At the same time, Baudrillard did not seek to repair Tocqueville's splintered vision, and with good reason: "The same paradox faces us today: *We shall never resolve the enigma of the relation between the negative foundations of greatness and the greatness itself. America is powerful and original; America is violent and abominable. We should not seek to deny either of these aspects, nor reconcile them" ([9])..

It should therefore be no surprise if in 2012 we have a U.S. President committed to government action to give all citizens health insurance, reduce unemployment, create jobs and scale back imperialist adventures while a vocal and politically powerful group opposes all federal government spending, particularly 'Obamacare', promotes self-reliance, urges a fundamentalist Christian takeover of the state, and celebrates U.S. attempts to impose its will and ideas on the rest of the world. What Baudrillard, and Toqueville taught us, is that these are not incompatible in America.

No need for metaphysics

What Baudrillard noted was "the absence and, moreover, the lack of need for metaphysics and the imaginary in American life" ([10]). "The real is not connected with the impossible and no failure can throw it into question. What is thought in Europe becomes reality in America" ([11]).

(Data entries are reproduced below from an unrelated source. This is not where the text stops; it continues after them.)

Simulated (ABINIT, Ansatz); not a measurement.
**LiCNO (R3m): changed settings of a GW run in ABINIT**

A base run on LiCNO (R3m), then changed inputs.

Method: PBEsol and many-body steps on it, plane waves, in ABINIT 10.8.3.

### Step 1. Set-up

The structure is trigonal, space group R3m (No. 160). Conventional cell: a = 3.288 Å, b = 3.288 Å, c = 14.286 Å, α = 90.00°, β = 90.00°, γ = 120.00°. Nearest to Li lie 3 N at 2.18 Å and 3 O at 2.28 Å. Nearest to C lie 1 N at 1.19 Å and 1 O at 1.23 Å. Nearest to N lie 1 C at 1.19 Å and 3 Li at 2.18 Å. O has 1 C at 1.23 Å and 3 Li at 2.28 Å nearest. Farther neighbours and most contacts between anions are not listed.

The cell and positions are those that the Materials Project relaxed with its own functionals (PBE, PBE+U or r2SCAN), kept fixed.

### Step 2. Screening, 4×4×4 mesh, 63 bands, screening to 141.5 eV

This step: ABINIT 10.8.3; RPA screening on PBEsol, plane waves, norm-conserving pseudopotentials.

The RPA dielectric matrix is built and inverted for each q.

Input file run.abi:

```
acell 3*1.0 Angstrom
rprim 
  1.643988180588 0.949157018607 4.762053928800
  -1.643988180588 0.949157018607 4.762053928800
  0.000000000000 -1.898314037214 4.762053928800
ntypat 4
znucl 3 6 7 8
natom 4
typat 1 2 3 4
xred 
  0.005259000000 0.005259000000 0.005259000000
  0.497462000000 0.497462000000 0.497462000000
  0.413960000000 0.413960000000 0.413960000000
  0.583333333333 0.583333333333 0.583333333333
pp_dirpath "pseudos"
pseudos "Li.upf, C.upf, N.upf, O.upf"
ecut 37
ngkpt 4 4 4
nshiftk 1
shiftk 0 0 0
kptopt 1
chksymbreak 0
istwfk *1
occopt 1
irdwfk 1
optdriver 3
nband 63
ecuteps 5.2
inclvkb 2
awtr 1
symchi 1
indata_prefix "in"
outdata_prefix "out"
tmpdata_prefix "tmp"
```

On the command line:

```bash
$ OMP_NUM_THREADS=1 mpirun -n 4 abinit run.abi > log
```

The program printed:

Europeans, Baudrillard insists, often get Americans wrong, since Europeans believe that "nothing exists which has not been conceptualized" ([12]). "Not only do they [Americans] care little for such a view, but their perspective is the very opposite: it is not conceptualizing reality, but realizing concepts and materializing ideas, that interests them" ([13]).

No wonder the most vibrant American philosophy has been pragmatism. Even Transcendentalism was a practical form of thinking, and Baudrillard saw in cinematography a realization of the materialism that in Europe can only remain an idea ([14]).

Through the wormhole

From the dream world of Santa Barbara to the grudge politics of the Tea Party – for whom resentment is the only real link with the original Bostonian dissidents – might seem more than a universe away. But through the wormhole of Baudrillard’s America the trip is no more than a Startrek moment away.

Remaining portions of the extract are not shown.